# Vector Equations to sys of diff eq

1. Aug 31, 2011

### nkk2008

1. The problem statement, all variables and given/known data
The problem has four very similar parts:

A)Rewrite the following vector equations as systems of differential equations:
$\frac{q}{A}=-k \nabla T$ (q is a vector) (spherical coordinates; k and A are constants)

B)Rewrite the following vector equations as systems of differential equations:
$\nabla ^{2} T + \frac{a}{k}=0$ (Cartesian coordiatnes; a and k are constants)

C)Solve the following diff eqs:

C1) $q + \frac{k}{r} \frac{d}{dr}(r \frac{dT}{dr}) =0$

q and k are constant
Hint: integrate and use the constants of integration A and B

C2) $\frac{d^{2}\varphi}{dx^{}2} + s \varphi =0$

Boundary conditions: $\frac{d\phi}{dx}+0 @ x=0 ; \phi=c @ x= \pm L$
c,L are constant s is a positive constant.
Hint: use sin and cos functions

2. Relevant equations

None that I know of

3. The attempt at a solution

I do not have one. I am thouroughly confused. I am asking a TA tomorrow, but if someone could just nudge me in the right direction before that I would be appreciative. I know this is not terribly hard, but for some reason it is stopping me.

Thanks,
Nkk

Last edited: Aug 31, 2011
2. Aug 31, 2011

### lineintegral1

Here are a few hints on some of them:

A) Think about how you can equate components together (use/derive the gradient in spherical coordinates).

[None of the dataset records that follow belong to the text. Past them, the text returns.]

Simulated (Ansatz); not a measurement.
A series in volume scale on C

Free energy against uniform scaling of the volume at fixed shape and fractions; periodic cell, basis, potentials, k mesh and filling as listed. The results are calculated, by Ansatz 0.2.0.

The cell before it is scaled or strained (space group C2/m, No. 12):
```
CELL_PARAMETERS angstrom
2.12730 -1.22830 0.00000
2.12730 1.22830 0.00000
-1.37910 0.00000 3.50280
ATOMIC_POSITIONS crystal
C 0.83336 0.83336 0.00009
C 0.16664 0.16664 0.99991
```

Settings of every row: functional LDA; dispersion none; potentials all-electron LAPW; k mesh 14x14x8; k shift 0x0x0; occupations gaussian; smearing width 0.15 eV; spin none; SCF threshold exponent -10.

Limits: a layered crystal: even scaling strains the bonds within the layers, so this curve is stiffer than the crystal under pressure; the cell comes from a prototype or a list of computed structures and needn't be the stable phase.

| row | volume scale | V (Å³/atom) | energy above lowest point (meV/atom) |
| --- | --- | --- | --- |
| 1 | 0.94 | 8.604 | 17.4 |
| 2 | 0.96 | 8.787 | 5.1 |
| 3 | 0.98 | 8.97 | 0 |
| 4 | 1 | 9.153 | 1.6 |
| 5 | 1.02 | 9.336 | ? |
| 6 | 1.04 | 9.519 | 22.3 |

B) Using linear algebra techniques, can you rewrite this system? Have you seen this done before (fairly elementary).

C) It's difficult to help you with this one if you haven't mentioned what you have tried yet. They give you an explicit hint; have you applied it?

D) This is an elementary second order differential equation of homogeneous form. If you don't know a shortcut as to how to solve this, perhaps you can guess a solution of the form $Ae^{ix}$ and solve for A. Or, choose to use only a real guess, like $A\sin x+B\cos x$ and solve for A and B by substitution.

If you have any questions, let us know.

3. Sep 1, 2011

### nkk2008

So for 1A I would just break it into three eqs like:

$\frac{q_{r}}{A}=-k \frac{d}{dr}T_{r}$

$\frac{q_{\phi}}{A}=-k \frac{1}{r} \frac{d}{d \phi}T_{\phi}$

$\frac{q_{\theta}}{A}=-k \frac{1}{r sin(\phi)} \frac{d}{d \theta}T_{\theta}$

Is that right? That was easy....

Maybe I am both overthinking them AND just plain confused.

Thanks (and I will probably be back to ask about the other ones),
Nkk